Melbourne has been tagged as one of the two major drags on Australia's overall housing market alongside Sydney. Recent news stories show that the Victorian capital has already recorded up to a 9% decline in house prices over the past year. Does this downturn represent every suburb in Melbourne?
In a market analysis on Hotspotting, industry watcher Terry Ryder said most major price declines are in the millionaire suburbs. For instance, Toorak, considered Melbourne's most expensive suburb, reported a 32% decline in its median house price.
St. Kilda also recorded a 32% decrease in median home price to $900,000. The Caulfield suburbs, all of which have median house price of at least $1.3m, witnessed declines of up to 20%.
Ryder said these sharp decreases amongst high-end suburbs seemed to have overshadowed the growth in cheaper areas.
"The short summary is: the top end has fallen a lot, the middle market has held firm or dropped a little, while the cheaper end of the market (mostly the outer ring suburbs) are still rising – and some of them are rising strongly," he said.
In fact, 88 of the 142 suburbs which have recorded at least 5% growth have a sub-$700,000 price tag. Some of the regions with multiple suburbs recording solid price growth are the local government area of Brimbank, Hume, Casey, Melton, Frankston, Whittlesea and Wyndham.
"In other words, it’s mostly the outer-ring areas which are still delivering strong price growth. The pattern is that most of the locations with big price growth are at the cheaper end of the Melbourne market," Ryder said.

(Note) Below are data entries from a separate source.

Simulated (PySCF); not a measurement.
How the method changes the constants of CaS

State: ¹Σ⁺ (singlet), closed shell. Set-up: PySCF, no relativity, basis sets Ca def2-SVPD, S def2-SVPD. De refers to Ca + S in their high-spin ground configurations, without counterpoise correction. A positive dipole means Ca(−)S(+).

Contrary to what is shown in news, he said there are still many locations in Melbourne showing strong growth in house prices.
"It illustrates just how misleading it is to try to encapsulate prices in a major city in a single figure, especially when five different research sources provide five contrasting figures on what’s happening with prices – some saying they rising, others that they’re falling a little and still other claiming major decline," he said.